Cultural norms / Family / Personal / Relationships / Turkey

How we tried to reach cross-cultural wedding nirvana

Today the very last of our wedding guests FINALLY pushed off, ten days after the day itself, and suddenly we are left alone to contemplate this whole being married malarkey. Scary stuff.

Not that I begrudge these guests their stays with us: their presence made the wedding. I’ve never felt prouder or more loved than when I walked down that aisle and saw the ranks of “English” guests on “my” side of the aisle (sure, they couldn’t compete with E’s nearly 200 guests, but I’d say 50 plus of the most important people in my life coming all the way to Istanbul is not a poor show!). And my gratitude wasn’t just confined to “my” guests – the wedding and all the months leading up to it really made me feel like I’d become a real part of E’s family once and for all.

Our cross-cultural wedding in action

Our cross-cultural wedding in action

But still. It will be nice to spend a few quiet nights in with my new husband for a change!

It’s going to take me some time to process everything that has happened over the last week, let alone write it down. Going back to work the Monday after certainly hasn’t left me a lot of reflection time.

But in the meantime, here’s a flavour of how, after much cross-cultural trepidation, we tried to bring our rather different approaches to getting married together… and how it worked out in the end!
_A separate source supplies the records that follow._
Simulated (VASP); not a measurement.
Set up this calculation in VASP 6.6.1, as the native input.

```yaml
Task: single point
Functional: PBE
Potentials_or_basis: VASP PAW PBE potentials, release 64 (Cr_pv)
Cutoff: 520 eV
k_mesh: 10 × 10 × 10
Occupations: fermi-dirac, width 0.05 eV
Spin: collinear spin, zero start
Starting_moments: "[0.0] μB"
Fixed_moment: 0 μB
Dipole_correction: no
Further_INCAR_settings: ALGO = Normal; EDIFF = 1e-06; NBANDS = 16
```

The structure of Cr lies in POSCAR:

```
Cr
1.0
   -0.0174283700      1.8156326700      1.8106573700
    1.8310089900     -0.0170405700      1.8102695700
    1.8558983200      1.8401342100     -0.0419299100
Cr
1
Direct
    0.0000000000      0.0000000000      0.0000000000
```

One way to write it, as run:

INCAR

  1. Dragging it out: instead of going for the standard Turkish evening celebration, we started at a slightly more English 3pm with a boat tour on the Bosphorous. Although a bit unorthodox for some of my more traditional friends (we were going to SEE each other BEFORE we were wed? And I WOULD be wearing my WEDDING DRESS already???? Oh the horror), it went down an absolute bloody storm. Well, of course it did. It was a boat tour on the Bosphorous, on a sunny late September day! There were canapés and cocktails and even some bloody dolphins. And there was dancing. A lot of it. Seeing my school friends trying to dance the horon alongside E’s cousins and aunties is a moment I will treasure for the rest of my life.
  1. Walking down the aisle: I was shocked when I realised that I absolutely had to walk down an aisle if I was going to get married. Explaining this concept to my new in-laws involved rather a lot of consternation, but in the end it was completely the right thing to do. Walking down the aisle with my parents on either side, with Pachelbel’s Canon in D playing in the background* was one of the most emotional moments of my life. When everyone started clapping and cheering, I nearly had to stop for a tissue.
  1. The (musical) clash of civilisations was fought out on the dance floor at our wedding. After some really cheesy but oh-so-wonderful first dances (“Falling in Love With You” and “You and Me”), the Turks seized control of the sound system. Cue some (read: a LOT) of horon (the traditional dancing of Medet’s home town – check this out for an example of something similar). This, while great fun for everyone who knows it, led to quite a lot of ritual humiliation for the English. So after a while, one bridesmaid sneaked up on the sound system and whacked a bit of Out Kast on. Suddenly it was the turn of the English. They stormed the dance floor and started shaking it like a Polaroid picture. This left the Turks looking on bemused from the fringes, as if trying to learn the steps to this bizarre English folkloric dancing. But by the third or fourth track (I think it was probably something brilliantly awful like Timber, when it dawned on everyone present that there really weren’t any steps), everyone was throwing shapes and busting moves, in a glorious, intercultural riot.
  1. Takı ceremony: I have never in my life felt more awkward for someone else than when my parents’ dutifully pinned their very generous gift onto to E’s sash to kick off the takı ceremony, as they had been instructed, only for E’s cousin to read out the amount over the loud speaker. While this is completely normal in Turkish culture, my dad looked like he wanted to crawl under the stage. I could see my relatives and friends who were still waiting to hand over their gifts trying to work out if they could make a dash for the exit. Needless to say, the cake tins and other more traditional English gifts were discreetly deposited in our kitchen the next day, without so much as a murmur.

That’s really all I’ve got headspace to write down now. I need sleep, and lots of it. But I’ll be back with more soon…

*And yes, I did go THAT cheesy and I’m PROUD. After months of searching for an appropriate piece of classical music for the aisle, and several extremely classy choices, I realised at the last minute that it just couldn’t be. Canon in D is practically the first thing I learned to play the cello, and what I’ve always imagined walking down the aisle to. And so I did. And it was WONDERFUL.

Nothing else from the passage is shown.